Friday, April 13, 2012

L is for Language

Last week, I mentioned that I was reading DUST, by Arthur Slade. This book was amazing for all kinds of reasons, but the thing I want to talk about today is the language.

The language you use to tell your story is as much a character as the actual characters and the setting are. In the opening paragraph of DUST, set in farm country in Depression-era Saskatchewan, Slade uses words like yearning and phrases like "The sky was cloudless." We aren't transported to another era because we're told that this is happening during the Depression; we are transported because the language immerses us in that time and place.

So many books for teens today, set in all kinds of different places - dystopian future Americas, war-ravaged future Americas, plague-ridden future Americas - all sound the same. They're written sounding like today - even if the vocabulary is different with some new jargon specific to the story thrown in, everything else: the phrasing; the way people talk; the way things are explained; sounds like teenagers talking today. But the best books, the ones that stand out to me as five star books, don't.

Language is as much a part of what makes up your book as characters, scenes, and plot. Use it well.

What books have you read in which the language stood out to you as being especially well-crafted?


  1. I remember being impressed with "Push" by Sapphire.

  2. I agree. The language of a lot of YA books all seems to be the same. I enjoyed the language of Crane's 'The Red badge of Courage.' It took me back to the Civil War, and as I read I could see myself running from bullets, enemy soldiers, and living in that book. It is an awesome read, especially since Crane wrote it having never been a soldier himself.

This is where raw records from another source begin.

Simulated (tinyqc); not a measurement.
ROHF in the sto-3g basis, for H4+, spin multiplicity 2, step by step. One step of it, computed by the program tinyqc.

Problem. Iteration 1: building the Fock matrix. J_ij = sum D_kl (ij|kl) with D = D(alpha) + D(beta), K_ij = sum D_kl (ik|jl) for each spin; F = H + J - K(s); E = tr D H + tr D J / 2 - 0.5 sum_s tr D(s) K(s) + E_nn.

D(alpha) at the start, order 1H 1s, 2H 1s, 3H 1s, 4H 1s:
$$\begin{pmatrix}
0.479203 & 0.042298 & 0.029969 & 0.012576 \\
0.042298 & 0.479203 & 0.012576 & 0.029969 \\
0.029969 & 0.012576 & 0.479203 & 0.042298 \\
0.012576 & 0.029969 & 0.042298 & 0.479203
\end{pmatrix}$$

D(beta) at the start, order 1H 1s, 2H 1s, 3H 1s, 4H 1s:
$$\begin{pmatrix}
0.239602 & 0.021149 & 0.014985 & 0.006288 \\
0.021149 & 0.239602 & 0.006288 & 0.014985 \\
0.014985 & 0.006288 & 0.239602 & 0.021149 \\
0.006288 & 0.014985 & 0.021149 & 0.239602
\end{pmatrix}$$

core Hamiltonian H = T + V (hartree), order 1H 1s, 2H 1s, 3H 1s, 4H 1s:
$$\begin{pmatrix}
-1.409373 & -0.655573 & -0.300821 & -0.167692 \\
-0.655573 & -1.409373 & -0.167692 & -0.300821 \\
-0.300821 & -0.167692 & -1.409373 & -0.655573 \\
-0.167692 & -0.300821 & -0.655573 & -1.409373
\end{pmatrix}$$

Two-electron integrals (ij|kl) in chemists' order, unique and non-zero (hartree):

  3. The first page of 'Speak Memory' by Vladimir Nabokov. I agree with Jeremy, When you read 'Red Badge of Courage,'
    you feel as if you are there, in battle with its lulls and action. Should be required reading along with American History courses.

  4. I definitely agree that the way you 'show' something in your story is essential to making it authentic! If it's meant to be the future, make it sound that way.